What should I write about tonight? The cake I baked today known formally as the Test Cake, a dry run for Damian’s upcoming birthday party. Also known as the “Should we order an expensive cake from Sweet Lady Jane or should we save the bucks and dump a bunch of butter and flour into a mixer?” cake.
Or should I write about an interesting article I read online, an interview with the head of USC’s screenwriting department? In the first half he talks about writing and his overall career and later he discusses the specifics of how he’s currently adapting a book from a series I’ve never heard of before but I’m sure you all have (The Three Investigators).
The cake may be more fun to contemplate, though. It wasn’t easy today, finding a good yellow cake recipe. It took a while, much Google searching and cookbooks strewn about the guest room, before I found a likely candidate. I chose it because it included almond extract as well as vanilla, and I’m a sucker for almond anything. I also chose it because it instructs you to separate the eggs and beat the whites until peaks form. I hate beating whites, even with a mixer. I’m terrified I’ll overmix and make mush. But I love the results in cake. Lighter, almost airy. I wanted something that would stand out as Someone Made This, Isn’t That Impressive? Because after all if you’re going to go to the trouble, it should be brag-worthy, right?

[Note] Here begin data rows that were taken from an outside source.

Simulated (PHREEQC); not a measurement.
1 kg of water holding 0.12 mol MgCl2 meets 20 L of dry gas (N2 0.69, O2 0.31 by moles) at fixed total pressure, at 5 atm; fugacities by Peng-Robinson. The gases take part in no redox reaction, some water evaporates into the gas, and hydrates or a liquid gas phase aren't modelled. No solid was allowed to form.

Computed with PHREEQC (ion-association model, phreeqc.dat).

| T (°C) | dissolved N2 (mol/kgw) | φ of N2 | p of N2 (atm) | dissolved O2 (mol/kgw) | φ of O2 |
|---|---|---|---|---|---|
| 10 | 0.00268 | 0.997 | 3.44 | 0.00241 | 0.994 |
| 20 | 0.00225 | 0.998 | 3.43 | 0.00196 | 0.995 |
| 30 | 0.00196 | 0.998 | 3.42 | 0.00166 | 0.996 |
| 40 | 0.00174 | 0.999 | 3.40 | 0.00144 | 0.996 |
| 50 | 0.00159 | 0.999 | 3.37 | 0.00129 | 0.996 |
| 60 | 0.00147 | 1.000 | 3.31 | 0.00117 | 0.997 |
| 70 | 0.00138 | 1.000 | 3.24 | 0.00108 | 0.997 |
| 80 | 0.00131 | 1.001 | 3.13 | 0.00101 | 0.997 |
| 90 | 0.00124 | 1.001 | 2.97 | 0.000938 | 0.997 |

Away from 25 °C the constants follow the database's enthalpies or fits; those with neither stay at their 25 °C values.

On the other hand, the interview with David Howard struck an unexpected chord for me. In it, he talks about an enlightening workshop he took with Frank Daniel that changed the course of his life (exciting him enough to make him want to write scripts). He says, in part:
DH: One of the most important things I learned from Frank in the first hour (and throughout our years of working together) was that a story is about the experience you are creating for the audience. Like many beginning writers, I thought all I needed to do was figure out my characters and the world and the conflicts and then the story was done. I didn't realize that is only part of the process. The "telling" in storytelling is consciously striving to have an intended impact on the audience - to give them an exciting and meaningful experience through the lives of the characters. To create that experience we make thousands of decisions about what portion of the lives and world and conflicts we reveal when, in what order, for what impact. That's true storytelling.
I think it’s very true. So many writers – and here I’m thinking of aspiring screenwriters but also novelists and even bloggers and journallers – don’t seem to pay attention to this simple principle: you’re not writing in a vacuum. You write to be read or it’s just mental masturbation. And if you write to be read, you do need to be aware of your audience, of how your words will affect them. You need to craft your story for the reader, to satisfy (or intentionally leave them unsated). To provoke a laugh or a sigh.
And yet it’s not that simple after all. Because you can go too far in the other direction. I know I did. I was so concerned with my readers, with being liked, with seeking approval, that I wasn’t writing from the gut. I was second and third guessing myself. I was choosing my story ideas for cleverness rather than personal resonance. Only when a story resonates with the writer does it have enough creative juice to sustain the reader as well.
Back to today and my cake baking exercise. You must understand, this was a serious endeavor. Involving at least four bowls and four sticks of butter (two for the cake, two for the icing). Also much sifting and stirring and folding. Also some questions about proper form: Should I really put the wax paper in the cake tins? Won’t the cake get wrinkly? And: will this work as well if I use regular flour instead of pastry flour? What about the sugar? Am I really supposed to sift it? It’s sugar! How fluffy will it get? And is the icing really supposed to be this hard to spread? Ah, more milk. That's the secret.
When I bake, I feel like a chemist mixing proper amounts of this and that. Though I may use a knife to level the tops of measuring cups instead of a scale to weigh the liquid in beakers, I’m still mixing careful proportions of various elements so they can combine and interact and ultimately transmute under heat into something altogether different and new.
Dare I say it? This process, it’s not altogether unlike writing. The work, the disparate ingredients, the careful but ultimately unpredictable melding and of course the outcome. Does it taste good? Is it enjoyable on the palate, in the brain? Is it a good read/a tasty treat? Once again it comes back to audience. The passion of the baker, the enthusiasm of the chef, does it translate?
Dan and Damian came home to find a cake on the table with one piece already removed. The author’s own reread, if you will. They cut their own slices. They declared it a success. Damian had another piece for dessert later. He ate nearly all of it, which if you know Damian means he loves it. He’s not a cake person. Which goes back to why I worked so hard to unearth just the right recipe to lure this birthday-boy-to-be to relish his own birthday cake. A slightly eggy, very buttery yellow cake with a moist crumb, with chocolate icing like frozen waves and strawberry filling between the layers. Apparently this audience, my most important judge, gave it a thumbs up.
Though he did tell me that next time I should make a whole cake, not one with a bite already taken out of it. Not too hard to accommodate. My stomach’s so full of cake I don’t think I’ll eat any of the next iteration. Just as there comes a time I can no longer reread my own story, I apparently have my cake limits as well. Anyone want a piece of delicious homemade cake? It’s on my dining room table waiting for its moment in the limelight.